According to ratings agency CRISIL, passenger vehicle sales in 2024-25 are likely to grow 5-7 per cent, which will be on top of the 6-8 per cent growth that is expected in the current financial year. SUV sales are seen accelerating at almost twice the growth rate expected next year.

"While the overall PV volume is seen rising 5-7 per cent next fiscal, we expect demand for SUVs to accelerate at twice the pace at over 12 per cent driven by an array of feature-laden launches at competitive price points, varied technology options, including hybrid and electric, and increased access to credit," said Anuj Sethi, senior director at CRISIL Ratings.

SUVs accounted for around 28 per cent of the total domestic volume in financial year 2019. That has doubled to nearly 60 per cent this year amid significant changes in consumer preferences.

Several new SUVs are expected to hit the road over the next few quarters, from the Tata Curvv to Mahindra's Born Electric SUVs. This is expected to further drive SUV demand in the country.

But, even as SUV sales are accelerating, passenger cars are lagging behind. CRISIL expects demand for cars will slow down this financial year. More stringent regulations related to emissions and safety as well as higher commodity prices have driven up vehicle prices in the past 3-4 years.

The lowering affordability in the entry-level segment as well as the ongoing weakness in the rural market is seen hurting passenger car sales. The share of cars in the overall market is seen slipping from around 66 per cent in 2018-19 to 38 per cent this financial year and further to 35 per cent in 2024-25, according to CRISIL.
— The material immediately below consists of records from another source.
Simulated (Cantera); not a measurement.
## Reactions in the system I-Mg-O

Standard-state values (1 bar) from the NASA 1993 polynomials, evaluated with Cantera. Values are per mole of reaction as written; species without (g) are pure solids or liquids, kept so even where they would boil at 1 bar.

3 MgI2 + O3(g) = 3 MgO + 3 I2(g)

Slowing car sales is not the only worry. Vehicle exports from India are also slowing. CRISIL expects passenger vehicle exports to have slowed to 14 per cent in the current financial year, compared to 17 per cent in 2018-19 fiscal. Inflationary headwinds and limited availability of foreign exchange in key export markets of Latin America, Africa and Southeast Asia in the past two years are hurting exports, and CRISIL expects the slowdown trend to continue in the coming financial year as well.

Despite the headwinds, the increasing share of SUVs, which have higher realisations, and full benefit of earlier price hikes are set to boost operating margins of automakers by around 200 basis points this financial year to 11 per cent. More improvement in sales mix in favour of SUVs could further drive the margins up next year to 11.5 per cent to 12.5 per cent.

With capacity utilisations expected to touch 85 per cent this year and strong demand for SUVs continuing, passenger vehicle companies are set to spend around Rs 44,000 crore on capital expenditure in financial years 2024 and 2025, according to CRISIL. This will be almost double compared with the past two years.

The CRISIL study was based on analysis of six passenger vehicle makers, accounting for over 80 per cent of the market.

How the monsoon pans out, which will weigh on rural demand, commodity price movements, inventory levels and global macroeconomic conditions will be key things to monitor in the coming financial year.